Computing.Net > Forums > Unix > need help on SED script

need help on SED script

Reply to Message Icon

Original Message
Name: esu (by Raj)
Date: July 20, 2006 at 15:03:36 Pacific
Subject: need help on SED script
OS: linux-gnu
CPU/Ram: 64 bit
Model/Manufacturer: linux-gnu
Comment:

how any one can write SED script for following requirement?

Test1.text file has following data :

Che is CLA and XP is //event[tag = cast and line = 29]
Che is CLA and XP is //event[tag = cast and line = 42]
Che is NUL and XP is //event[tag = equal and line = 48]

I wanna chop/delete first half of each line until //. In other words the file should look like :

//event[tag = cast and line = 29]
//event[tag = cast and line = 42]
//event[tag = equal and line = 48]

The other requirement is I have test.txt file which has following data:
28 //event[tag = cast and line = xxx]
41 //event[tag = cast and line = xxx]
47 //event[tag = equal and line = xxx]

I want to replace xxx from each line with line number appeared infront of each line. For instance, on first line xxx should replace with 28. After replacement of each line I wanna chop/delete till //. So the output of above file shoudl look like:

//event[tag = cast and line = 28]
//event[tag = cast and line = 41]
//event[tag = equal and line = 47]

Look forward for ur reply.


Report Offensive Message For Removal


Response Number 1
Name: nails
Date: July 20, 2006 at 22:06:07 Pacific
Subject: need help on SED script
Reply: (edit)

Sorry, but I don't know sed well enough to answer your questions. However, this awk program ansers your first question:

nawk ' BEGIN { FS="/" }
{
printf("//%s\n", $3)
} ' data.txt
# end stub 1

And this one answers your 2nd question:

nawk ' BEGIN { FS="/" }
{
gsub("xxx", $1, $3)
printf("//%s\n", $3)
} ' data1.txt
# end stub2

Since my OS is Solaris, I'm using nawk. You probably have to change that to awk.

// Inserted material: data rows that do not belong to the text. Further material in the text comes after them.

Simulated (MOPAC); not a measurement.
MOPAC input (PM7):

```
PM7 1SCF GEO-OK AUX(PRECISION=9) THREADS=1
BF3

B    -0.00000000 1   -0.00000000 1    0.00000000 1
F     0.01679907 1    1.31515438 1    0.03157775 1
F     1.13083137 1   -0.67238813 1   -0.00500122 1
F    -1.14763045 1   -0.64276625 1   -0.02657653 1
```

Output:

Let me know if you have any questions.



Report Offensive Follow Up For Removal

Response Number 2
Name: esu (by Raj)
Date: July 21, 2006 at 09:42:32 Pacific
Subject: need help on SED script
Reply: (edit)

thanks Nail.

Yes, I tried using gawk and it worked.

However I see following output:
//event[tag = cast and line = XXX]
//event[tag = cast and line = 42]
//event[tag = equal and line = 48]

I wonder why xxx didn't replace with line number on first line.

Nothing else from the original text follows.